Setting the record straight

I didn't realise that your publication was going down the Daily Mail route of scare mongering and misinforming its readership. Roger Protz' comments on the Red Lion at Kilpeck (MA, 22 February) lack any research whatsoever and draw wholly unacceptable comparisons.

Fact - Three former licensees made a satisfactory living from the pub previously. Strange how the pub was not trading when the current owners acquired it - one of those three hadn't been doing their job properly!

Fact - Village pubs are an important facility, but it is Herefordshire Council that has allowed our village shops and post offices to close by letting the big supermarkets move into our towns.

It is also they who make the prospect of altering and improving licensed premises a virtual impossibility; to quote myself as an example, I spent over £300,000

re-developing my premises, to the benefit of my village, but had my original application refused and needed the support of over 300 letters to get approval.

Fact - The pub was marketed through RTA for £425,000; £250,000 can buy you a three-bedroom house in our gorgeous county, however, in Kilpeck, you would probably expect it to be around £300,000. In addition, you have to consider the car park as a potential building plot - a plot of land has a value of between £110,000 and £135,000. Does the asking price now seem unrealistic?

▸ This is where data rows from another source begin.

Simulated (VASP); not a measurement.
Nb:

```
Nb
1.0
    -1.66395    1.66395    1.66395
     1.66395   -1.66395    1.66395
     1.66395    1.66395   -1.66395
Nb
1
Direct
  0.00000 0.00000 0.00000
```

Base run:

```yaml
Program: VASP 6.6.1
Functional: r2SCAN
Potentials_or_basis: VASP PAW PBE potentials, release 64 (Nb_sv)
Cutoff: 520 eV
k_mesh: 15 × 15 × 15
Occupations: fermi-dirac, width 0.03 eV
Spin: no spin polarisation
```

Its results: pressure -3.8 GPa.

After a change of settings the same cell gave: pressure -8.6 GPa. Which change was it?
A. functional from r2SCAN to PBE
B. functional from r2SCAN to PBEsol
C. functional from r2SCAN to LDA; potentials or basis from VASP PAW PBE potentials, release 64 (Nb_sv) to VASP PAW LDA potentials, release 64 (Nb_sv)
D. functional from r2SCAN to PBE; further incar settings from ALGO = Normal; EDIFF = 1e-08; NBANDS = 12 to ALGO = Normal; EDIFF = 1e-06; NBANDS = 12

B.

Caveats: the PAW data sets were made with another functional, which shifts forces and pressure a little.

Fact - Those that put their names to the opposition battle bus rarely, and in many cases never, crossed the threshold of the premises when it traded - why should that change if the pub re-opened? Bravado does not pay the bills and make a business viable. These same people have abused the current occupants verbally and in writing. Having heard and read some of their rants I would ban each and every one of them were I the landlord being forced to

re-open - they don't deserve to be admitted.

Fact - County town? Hereford? I suggest that Roger Protz does some research on county towns and cities - Hereford is a city. He cites the Barrels as a comparison to the Red Lion. The Barrels is a fantastic pub with an unquestionably brilliant collective of staff on board - Pete (Amor, licensee) has worked wonders with a pub that was once a spit-and-sawdust scrumpy house.

It is now probably in the top three most successful pubs in Herefordshire (out of almost 300 pubs). However, it is a city pub, it has a large student following and can in no way be compared to a pub based well off the main road in a village numbering some 150 houses.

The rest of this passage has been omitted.